New York State Court of Claims

New York State Court of Claims

CLAIRCUK v. THE STATE OF NEW YORK, #2002-030-526, Claim No. 92044, Motion No. M-65277


Claimant's application for additional allowance pursuant to Eminent Domain Procedure Law §701 granted. As required, the award in underlying appropriation case substantially in excess of Defendant's proof, and the Claimant's expenses necessarily incurred to achieve just and adequate compensation

Case Information

Claimant short name:
Footnote (claimant name) :

Footnote (defendant name) :

Third-party claimant(s):

Third-party defendant(s):

Claim number(s):
Motion number(s):
Cross-motion number(s):

Claimant's attorney:
Defendant's attorney:
Third-party defendant's attorney:

Signature date:
July 17, 2002
White Plains

Official citation:

Appellate results:

See also (multicaptioned case)


Claimant seeks additional allowances for attorneys and appraiser fees pursuant to Eminent Domain Procedure Law (hereinafter "EDPL") § 701. The following papers, numbered 1 to 7, were read and considered by the Court:
Papers Numbered

Notice of Motion, Affidavit of Clarice
Smith, Affidavit of Jeffrey Beal, 1-4

Affirmation of Alan Wasser, Esq. and
Exhibits Annexed

Affirmation In Opposition, by John J. Pickett,
Assistant Attorney General, Affidavit of 5-6
Thomas Miller and Exhibits Annexed

Claimant's Reply Affirmation and 7

Exhibits Annexed
In its motion, claimant seeks an award of an additional allowance in the sum of $17,310.53. The expenses allegedly incurred as a result of the appropriation proceeding are itemized as follows: (1) attorneys' fees of $10,741.00; (2) appraiser fees in the amount of $5,950.00; and (3) attorneys' disbursements of $619.53. Defendant opposes the additional relief sought.

The statutory language of EDPL § 701 gives the Court discretion to award a claimant an additional amount, separately computed and stated, for actual and necessary costs, disbursements and expenses incurred in connection with the appropriation proceedings. EDPL § 701. However, before the Court may grant an additional allowance, under EDPL § 701, two conditions must be satisfied: (1) the award must be substantially in excess of the amount of the defendant's proof, and (2) the claimant's expenses must have been necessarily incurred "to achieve just and adequate compensation." EDPL § 701; see, Hakes v State of New York, 81 NY2d 392, 396 (1993). The appropriate standard to determine whether the award is substantially in excess of the condemnor's proof is the difference between the initial offer and the amount ultimately awarded by the Court. See Id.

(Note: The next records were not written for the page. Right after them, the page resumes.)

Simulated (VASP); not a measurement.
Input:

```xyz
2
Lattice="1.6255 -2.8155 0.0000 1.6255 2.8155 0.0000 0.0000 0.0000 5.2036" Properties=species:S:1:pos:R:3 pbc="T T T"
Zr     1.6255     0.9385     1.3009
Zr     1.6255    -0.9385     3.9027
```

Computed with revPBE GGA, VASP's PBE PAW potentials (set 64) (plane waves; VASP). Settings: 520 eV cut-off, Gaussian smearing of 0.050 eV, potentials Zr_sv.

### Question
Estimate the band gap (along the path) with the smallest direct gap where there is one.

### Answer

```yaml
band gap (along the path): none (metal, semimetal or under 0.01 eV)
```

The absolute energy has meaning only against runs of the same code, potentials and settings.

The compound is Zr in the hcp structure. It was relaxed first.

Although the statute does not quantify nor define "substantially in excess," more than a modest increase in value is required. Matter of Village of Johnson City, 277 AD2d 773 (3d Dept 2000) citing to Matter of Malin v State of New York, 183 AD2d 899, 900 (2d Dept 1992). By decision, filed January 23, 2002, the Court awarded claimant $20,100.00 in damages, plus statutory interest. Defendant's initial offer to claimant was $1,200.00, or $18,900.00 less than the damages awarded after trial. Because the award exceeds the initial offer by 1675%, the Court finds the appropriation award is substantially in excess of Defendant's proof.[1] Considering that courts have upheld additional allowances in cases where the excess was far less,[2] there is no doubt that the award in the instant case was substantially in excess of the initial offer. As such, the inquiry now turns to whether claimant's expenses were necessarily incurred to achieve just and adequate compensation.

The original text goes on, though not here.